Engineering model for laser altimeter for the AIM mission – HELENA

HELENA – HERA LIDAR ENGINEERING MODEL ALTIMETER aimed to develop a lidar engineering model (EM) altimeter for current and future ESA AIM missions. The project was primarily focused on the development of an altimeter for the HERA mission. The HELENA design was based on a Laser Landing Altimeter Engineering Model developed by EFACEC, Portugal, within the framework of an ESA project. The laser source of this altimeter was a compact, low-power-consumption microchip laser emitting 1.5 μm light pulses. This laser technology enabled compact rangefinder designs.

The EM altimeter had a mass below 1.4 kg, dimensions of 12 cm x 15 cm x 10 cm, and was designed to measure distances up to 3 km. The main design requirements for HELENA were a measurement range from 14 km to 500 m, an accuracy of 0.5 m, and a total mass below 1.5 kg. The project included various activities related to the design, manufacturing, testing, verification, and validation of the engineering model.

Consortium: EFACEC Portugal, EFACEC Romania, INOE Romania, and ALMILAR Portugal.

About HERA (adapted summary from ESA official website)

Hera – named after the Greek goddess of marriage – was conceived as a candidate ESA mission to become humankind’s first probe to rendezvous with a binary asteroid system, a class of objects making up around 15% of all known asteroids. Hera represented the European contribution to a joint international double-spacecraft mission.

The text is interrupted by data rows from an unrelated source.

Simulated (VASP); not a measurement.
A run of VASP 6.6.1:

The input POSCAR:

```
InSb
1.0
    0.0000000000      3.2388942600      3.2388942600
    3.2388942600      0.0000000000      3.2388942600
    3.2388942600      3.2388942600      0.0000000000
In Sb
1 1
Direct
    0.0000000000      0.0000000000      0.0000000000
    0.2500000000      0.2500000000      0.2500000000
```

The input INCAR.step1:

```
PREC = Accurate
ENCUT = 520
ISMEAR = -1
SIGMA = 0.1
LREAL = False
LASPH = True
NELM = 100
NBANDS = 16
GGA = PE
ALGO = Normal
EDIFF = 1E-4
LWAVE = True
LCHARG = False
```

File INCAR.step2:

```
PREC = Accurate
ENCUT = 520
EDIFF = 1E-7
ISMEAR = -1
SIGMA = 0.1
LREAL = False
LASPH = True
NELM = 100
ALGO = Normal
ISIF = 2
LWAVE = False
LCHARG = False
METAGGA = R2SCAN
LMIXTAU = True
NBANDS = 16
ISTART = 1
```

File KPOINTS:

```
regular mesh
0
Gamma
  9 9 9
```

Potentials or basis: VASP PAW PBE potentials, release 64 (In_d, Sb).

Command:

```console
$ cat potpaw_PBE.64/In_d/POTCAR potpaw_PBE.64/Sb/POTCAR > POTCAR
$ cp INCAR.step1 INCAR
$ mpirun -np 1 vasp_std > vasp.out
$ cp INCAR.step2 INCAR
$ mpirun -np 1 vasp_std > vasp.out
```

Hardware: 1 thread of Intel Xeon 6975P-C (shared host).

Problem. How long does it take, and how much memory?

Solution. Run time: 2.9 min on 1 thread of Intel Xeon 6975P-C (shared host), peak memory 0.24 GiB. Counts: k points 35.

The NASA component, called the Double Asteroid Redirection Test (DART), was scheduled to collide with the smaller body of the binary asteroid system in 2022. Hera was intended to follow with a detailed post-impact survey, turning the large-scale experiment into a scientifically understood and repeatable planetary defence method.

Set for launch in 2024, Hera was expected to travel to the Didymos system, consisting of a 780 m main asteroid orbited by a 160 m moon, informally called Didymoon. Hera’s focus was to be on this moonlet, performing high-resolution visual, laser, and radio science mapping to build detailed models of its surface and interior.

By the time Hera would have reached Didymos in 2026, Didymoon would have become the first Solar System object whose orbit was measurably altered by human intervention. However, Earth-based observatories observing from a minimum distance of 10 million km were limited by visibility and dust. Their estimates carried significant uncertainty, especially concerning the momentum transferred and the mass and crater morphology.

Hera was designed to provide these missing details—measuring the moonlet’s mass, its post-impact orbit, and mapping the crater and nearby surface. These data would have allowed scientists to validate or refine impact modeling at asteroid scale and confirm the feasibility of planetary defence via kinetic impact.

Hera and DART were part of the international Asteroid Impact Deflection Assessment (AIDA) collaboration. While both missions were valuable independently, their scientific and technological returns were significantly enhanced when combined, delivering a strong message about the importance of international cooperation in planetary defence.